Another reason to go with a Burley Nomad 2 wheeled trailer.  I've gone downhill fully loaded at 45 mph with no instability.  It's also much easier to pack and access your stuff than the Bob.
May the wind be at your back!

Offline Tom

Re: cargo trailers
« Reply #16 on: October 19, 2011, 04:16:10 pm »
My preference is a two wheel trailer... and it really does get down to personal preference. I've used a Radical Designs Cyclone trailer (available from www.biketrailershop.com; trailer is made in Holland) on 5 tours over the past 2 years including last summer's 3,600 miler from MT to Maine, and it has performed well.

My experience is that two wheelers are, in fact, more stable and don't "steer" the bike. Also, a single wheel setup puts a significant load on the rear dropout/triangle (since the load is distributed between there and the single wheel). A properly load-balanced two wheeler has a tongue weight that can be measured in ounces, and the rider often forgets it is there (excepting going uphill, of course).

One disadvantage of a two wheel trailer is that, on narrow roads (or off-road) or roads with a limited shoulder (like Highway 2 in Montana and ND), the trailer can get dangerously close to approaching traffic. This is particularly true if the shoulder is narrow and there are rumble strips or other obstructions. A single wheeler (like a BOB) tucks in nicely behind the rider. Still, this is the only advantage I've seen.
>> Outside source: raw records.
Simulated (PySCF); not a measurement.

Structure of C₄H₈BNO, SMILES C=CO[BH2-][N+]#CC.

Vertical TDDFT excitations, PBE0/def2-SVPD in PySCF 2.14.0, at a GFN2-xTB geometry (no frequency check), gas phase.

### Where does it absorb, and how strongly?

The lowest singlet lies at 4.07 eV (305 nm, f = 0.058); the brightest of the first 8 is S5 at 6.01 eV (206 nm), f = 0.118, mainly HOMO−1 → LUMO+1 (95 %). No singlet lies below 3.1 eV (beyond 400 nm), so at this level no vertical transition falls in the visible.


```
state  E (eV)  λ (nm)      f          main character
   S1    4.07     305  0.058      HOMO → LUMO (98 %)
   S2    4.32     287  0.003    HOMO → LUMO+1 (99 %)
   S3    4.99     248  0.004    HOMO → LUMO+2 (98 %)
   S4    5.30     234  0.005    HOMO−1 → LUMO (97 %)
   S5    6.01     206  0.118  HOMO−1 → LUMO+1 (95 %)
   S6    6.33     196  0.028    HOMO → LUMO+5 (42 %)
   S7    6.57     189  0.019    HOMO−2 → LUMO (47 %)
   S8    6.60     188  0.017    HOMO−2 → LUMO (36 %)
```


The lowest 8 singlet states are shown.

As to specific trailers, the Radical Designs Cyclone has a waterproof bottom (which the Burley Nomad doesn't have) and with the rain cover in place, is virtually water tight on the inside. Not so the Nomad. The Cyclone also is lighter (albeit smaller) and has a simpler mounting mechanism. It also features two wheel positions- one when connected to the bike and another when used in airports/etc. like a large, wheeled piece of luggage. It is, however, more costly than the Nomad.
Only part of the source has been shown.